Music fans can find it hard to decide which albums to stream and which to skip, considering the surplus of new music released. Each week, A&E columnist Sean Lee will compare two newly released albums and recommend which one students should listen to. First, Lee compares the originality of Shawn Mendes’ latest album “Illuminate” with that of Devendra Banhart’s “Ape in Pink Marble.”
Teenage pop star Shawn Mendes and Venezuelan folk artist Devendra Banhart are both slotted as singer-songwriters who released albums Friday, but the similarities stop there.
Banhart’s ninth studio album “Ape in Pink Marble” presents a songwriter confident in his artistic vision and willing to push his style into experimentation. Mendes’ second studio release “Illuminate,” presents a young but promisingly talented singer-songwriter who is still searching for his sound and a way to combine his various musical influences.

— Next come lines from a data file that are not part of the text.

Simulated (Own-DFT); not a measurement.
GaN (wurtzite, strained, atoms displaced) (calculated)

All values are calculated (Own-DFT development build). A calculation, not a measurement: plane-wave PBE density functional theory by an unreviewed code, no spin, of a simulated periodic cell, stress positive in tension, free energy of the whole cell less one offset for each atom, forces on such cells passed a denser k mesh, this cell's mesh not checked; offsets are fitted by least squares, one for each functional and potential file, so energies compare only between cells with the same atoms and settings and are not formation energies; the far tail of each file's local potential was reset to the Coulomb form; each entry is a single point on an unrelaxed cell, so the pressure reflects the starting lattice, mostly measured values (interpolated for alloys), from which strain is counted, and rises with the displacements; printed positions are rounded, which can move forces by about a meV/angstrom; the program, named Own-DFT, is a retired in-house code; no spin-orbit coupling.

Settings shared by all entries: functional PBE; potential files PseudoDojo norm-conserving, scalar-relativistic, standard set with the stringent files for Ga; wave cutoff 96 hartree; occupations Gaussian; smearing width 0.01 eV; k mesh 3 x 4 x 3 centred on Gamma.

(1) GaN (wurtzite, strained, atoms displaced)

Coming off the mainstream hype of his Vines and his 2015 debut studio album “Handwritten,” Mendes uses his sophomore album to take the listener back to the acoustic pop heydey of the 2000s. But unlike John Mayer, Norah Jones and other giants of that era, Mendes is blatantly unoriginal, using the sounds of the 2000s to create hollow songs filled with nothing but a few catchy melodies.
On the album’s first track “Ruin,” Mendes manages to rip off the 6/8 drum beat of John Mayer’s 2005 song “Gravity,” the reverb-soaked guitar tone of Coldplay’s 2000 song “Shiver” and the “Do you” lyric structure of Jack Johnson’s 2005 song “Do You Remember.” At its core, the song delivers only a series of whiny lyrical clichés — “Darling, don’t you know I’m the only one?” — from a songwriter who could be a bit more subtle about his influences.
Likewise, “Patience” begins with a guitar riff that sounds like a leftover track from Johnson’s 2009 album “Sleep Through the Static,” offering a near-exact imitation of Johnson’s percussive strumming style. The piano tracks on “Mercy,” “Like This,” “Bad Reputation” and “Understand” sound as if John Legend’s instrumentals were given to a college student whose only stint with true love was the hookup he had last weekend.
Unlike Mendes’ album, which is filled with childish rehashes of the previous decades’ musical clichés, Banhart’s “Ape in Pink Marble” delivers a mature musical experience as mischievous as the Venezuelan singer himself. Unlike Mendes’ “Illuminate,” the album is a pure declaration of self as opposed to a cheap imitation of others.
Album opener “Middle Names” begins with theremin-produced white noise leading into a Latin-style acoustic guitar riff. Banhart laments, “I pretend when I look in your eyes,” an acknowledgement of the duality between appearance and actual self, presenting two layers of meaning in his songs as opposed to Mendes’ surface-level music about petty love.
And unlike Mendes who does not dare to veer beyond the acoustic pop genre in “Illuminate,” Banhart delves into disco beats for “Fig in Leather” where he absentmindedly asks his partner the question, “What do you think when I think of you?” only to conclude with the solipsistic realization that “you’re a lady” and her existence is only known through his relationship with her.
“Ape in Pink Marble” is not without its faults, as Banhart’s experimental instrumentation, particularly the R&B synth lines on “Theme for a Taiwanese Woman in Lime Green” and the detuned guitar on “Linda,” alienates the listener slightly. However, the listener is reclaimed with the album’s closer “Celebration,” a mostly instrumental track which peacefully concludes the ambient listening experience. Mendes’ closing track “Understand” offers no conclusion to the album as a whole and could essentially be placed anywhere in the track list.
Whereas Mendes might sing “You got my heart but I can’t let you keep it, babe” to his third college girlfriend, Banhart sings “We’re so in love / Everywhere we go it’s walking underwater” to the love of his life.
Listen to “Ape in Pink Marble” for a mature and introspective musical journey. Listen to “Illuminate” for a survey course on where your favorite singer-songwriters were when they were 18 years old.